Time Elapsed: Find the Exact Days, Weeks, or Months Between Any Two Dates
Instantly calculate precise date durations with support for inclusive counting, leap years, and business-day exclusions.
The Ultimate Guide to Calculating Date Durations and Deadlines
Exclusive counting (the default in most contexts) measures the gap between two calendar points as if you are counting fence posts minus the first or last post. If a project starts on Monday January 1 and ends on Friday January 5, exclusive counting says the gap is 4 days - you moved across 4 intervals to reach the end point.

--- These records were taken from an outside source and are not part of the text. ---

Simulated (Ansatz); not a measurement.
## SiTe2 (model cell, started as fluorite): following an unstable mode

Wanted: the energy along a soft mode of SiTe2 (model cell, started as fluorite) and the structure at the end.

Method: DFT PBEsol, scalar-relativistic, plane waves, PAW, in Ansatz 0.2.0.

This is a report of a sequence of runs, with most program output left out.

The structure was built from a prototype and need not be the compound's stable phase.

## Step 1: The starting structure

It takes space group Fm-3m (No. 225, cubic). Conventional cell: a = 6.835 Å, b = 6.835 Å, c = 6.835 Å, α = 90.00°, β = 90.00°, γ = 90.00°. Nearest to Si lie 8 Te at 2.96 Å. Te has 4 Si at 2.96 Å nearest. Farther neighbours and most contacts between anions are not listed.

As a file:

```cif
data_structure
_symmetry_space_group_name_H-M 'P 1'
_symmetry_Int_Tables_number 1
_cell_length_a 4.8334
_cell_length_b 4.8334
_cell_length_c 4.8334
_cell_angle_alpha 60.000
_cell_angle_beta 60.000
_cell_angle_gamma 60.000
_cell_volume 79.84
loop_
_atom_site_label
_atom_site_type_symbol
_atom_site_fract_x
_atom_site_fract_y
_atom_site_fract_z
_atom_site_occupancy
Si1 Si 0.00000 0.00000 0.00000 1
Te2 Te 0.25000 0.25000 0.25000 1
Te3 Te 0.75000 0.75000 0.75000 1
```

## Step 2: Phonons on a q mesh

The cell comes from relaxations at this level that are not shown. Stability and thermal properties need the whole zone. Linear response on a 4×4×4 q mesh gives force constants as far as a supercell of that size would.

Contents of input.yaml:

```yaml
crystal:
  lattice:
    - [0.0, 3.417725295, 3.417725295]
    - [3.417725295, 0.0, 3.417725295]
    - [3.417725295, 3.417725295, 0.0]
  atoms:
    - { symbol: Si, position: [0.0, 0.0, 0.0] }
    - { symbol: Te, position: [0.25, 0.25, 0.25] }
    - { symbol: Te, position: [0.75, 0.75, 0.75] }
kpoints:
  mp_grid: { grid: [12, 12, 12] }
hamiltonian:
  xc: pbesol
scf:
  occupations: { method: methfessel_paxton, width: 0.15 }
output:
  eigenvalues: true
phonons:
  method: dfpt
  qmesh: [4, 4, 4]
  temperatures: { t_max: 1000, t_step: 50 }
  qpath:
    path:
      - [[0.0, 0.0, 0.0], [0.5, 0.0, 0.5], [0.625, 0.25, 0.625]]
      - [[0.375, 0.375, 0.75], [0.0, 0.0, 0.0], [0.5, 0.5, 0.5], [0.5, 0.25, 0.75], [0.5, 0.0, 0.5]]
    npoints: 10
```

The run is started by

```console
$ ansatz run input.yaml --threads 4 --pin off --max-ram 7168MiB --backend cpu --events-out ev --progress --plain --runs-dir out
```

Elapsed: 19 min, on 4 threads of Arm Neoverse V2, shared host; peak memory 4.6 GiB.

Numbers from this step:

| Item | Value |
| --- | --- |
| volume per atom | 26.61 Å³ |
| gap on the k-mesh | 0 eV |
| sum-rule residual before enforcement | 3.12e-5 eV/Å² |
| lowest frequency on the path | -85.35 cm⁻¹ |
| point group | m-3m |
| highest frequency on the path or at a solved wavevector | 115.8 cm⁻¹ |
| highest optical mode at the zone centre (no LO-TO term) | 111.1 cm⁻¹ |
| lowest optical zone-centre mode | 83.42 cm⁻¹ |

Inclusive counting treats both the start day and the end day as full working units. Using the same example, January 1 through January 5 counted inclusively equals 5 days, because all five days are days you are actually "in" the period. This matters enormously in legal contracts ("the license shall be valid for 30 days inclusive of the execution date"), hotel billing (check-in Monday, check-out Friday = 4 nights but 5 days inclusive), event planning, and statutory deadlines where the law specifies that the filing day itself counts.
The toggle on this calculator labeled Include End Date (+1 Day) switches between these two modes instantly. When in doubt, read your contract or statute carefully to identify which convention applies.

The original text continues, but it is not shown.